We watched as the light slowly approached the little cloud and disappeared into it, or over it. Then we waited for it to reappear. Seconds ticked into minutes. The light did not come out from behind the cloud. “Maybe it went straight up,” Mary suggested.
Suddenly there was the distinctive drone of an airplane engine and the obvious silhouette of a small plane emerged from the cloud, wing and taillights flashing. It buzzed off at an altitude of three or four thousand feet. And we laughed at ourselves, momentarily convinced that our UFO had just been an airplane.
However, the more I thought about the incident the more incredible it seemed. We should have been able to see the plane’s silhouette clearly before it entered the cloud, and it should not have taken so long to pass through such a small cloud. Something was definitely out of kilter.

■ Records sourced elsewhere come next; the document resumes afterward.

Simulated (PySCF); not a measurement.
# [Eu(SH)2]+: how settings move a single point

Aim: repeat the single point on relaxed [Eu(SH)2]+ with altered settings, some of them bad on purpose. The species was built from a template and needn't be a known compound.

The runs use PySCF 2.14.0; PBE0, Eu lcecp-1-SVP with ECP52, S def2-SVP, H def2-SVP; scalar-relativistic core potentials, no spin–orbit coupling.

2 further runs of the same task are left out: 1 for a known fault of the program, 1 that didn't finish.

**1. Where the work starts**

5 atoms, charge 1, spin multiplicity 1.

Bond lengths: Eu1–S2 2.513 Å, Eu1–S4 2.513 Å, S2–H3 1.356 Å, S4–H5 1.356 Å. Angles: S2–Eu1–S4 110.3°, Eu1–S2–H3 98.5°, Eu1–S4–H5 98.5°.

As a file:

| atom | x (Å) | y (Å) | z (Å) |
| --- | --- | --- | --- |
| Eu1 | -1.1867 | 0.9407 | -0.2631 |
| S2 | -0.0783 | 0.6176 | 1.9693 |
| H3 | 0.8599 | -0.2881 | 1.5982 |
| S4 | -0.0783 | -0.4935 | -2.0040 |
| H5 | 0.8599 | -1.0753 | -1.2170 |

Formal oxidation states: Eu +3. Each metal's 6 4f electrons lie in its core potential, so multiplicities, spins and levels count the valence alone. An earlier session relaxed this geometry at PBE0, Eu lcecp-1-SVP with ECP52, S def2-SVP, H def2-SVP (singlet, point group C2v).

Later, I began to study the mystery airplanes and phantom helicopters that have appeared all over the world, and several reports of UFOs that seemingly turned into conventional airplane configurations surfaced. One of the most recent comes from Canada where a group of outdoorsmen on the Cowichan River in British Columbia watched a low-flying object in October 1973.1
“It didn’t make a sound and it was something we had never seen before,” one of the witnesses reported. “There were three red lights rotating around the top part and there were blinking red lights going in the opposite direction around the middle part. There was another light at the very top—a red flashing one.
“Then, from the bottom, a white light shone out like a spotlight. It moved its beam up the river as if it was looking for something. By this time we were all pretty scared. We thought sure the others at the camp must have seen it, too, but afterward they said they hadn’t seen a thing. There was a bend in the river between us so I couldn’t say for sure whether they did or not.”
The witnesses claimed they got a good look at the thing, that it was circular, about eighty feet in diameter, hovering about two hundred feet in the air, and had been in view for a full fifteen minutes.
How did it depart?
“Well, if we told people about this, they’d think we were crazy,” the witness said. “But all of a sudden it looked as if it had turned into an airplane. It made a noise like a plane and it looked like a plane, only all the lights went out except for a little red one. It went right past us and disappeared over the trees.”
Throughout West Virginia I had heard stories of large, gray, unmarked airplanes hedgehopping the treacherous hills. I knew the air national guard kept some cargo planes at the Charleston airport and that some training flights involved hedgehopping to keep below radar beams. But none of the flights reported to me proved to be the work of the national guard.
Drasin and Estrella had hardly started out for New York when all hell began to break loose. Late on the afternoon of March 31, a workman in the Point Pleasant lumber yard saw a glowing object hovering over the home of Mrs. Doris Deweese. Shortly afterward, Mrs. Deweese watched a luminous object zip across the sky and crash into a small shack on a neighboring hillside. The shack housed the transmitter for Sheriff Johnson’s police radio. It started to burn.
What followed was straight out of the Keystone Kops. The police and fire department rushed to the snow-covered hill and bogged down on the mushy dirt road. There was much frantic scurrying and cursing as the men battled the blaze. Part of the hillside was badly scorched. The transmitter inside the shack was not affected by the fire but it was burned out, as if it had been struck by lightning. So in the critical days that followed, the sheriff’s department was without its main transmitter.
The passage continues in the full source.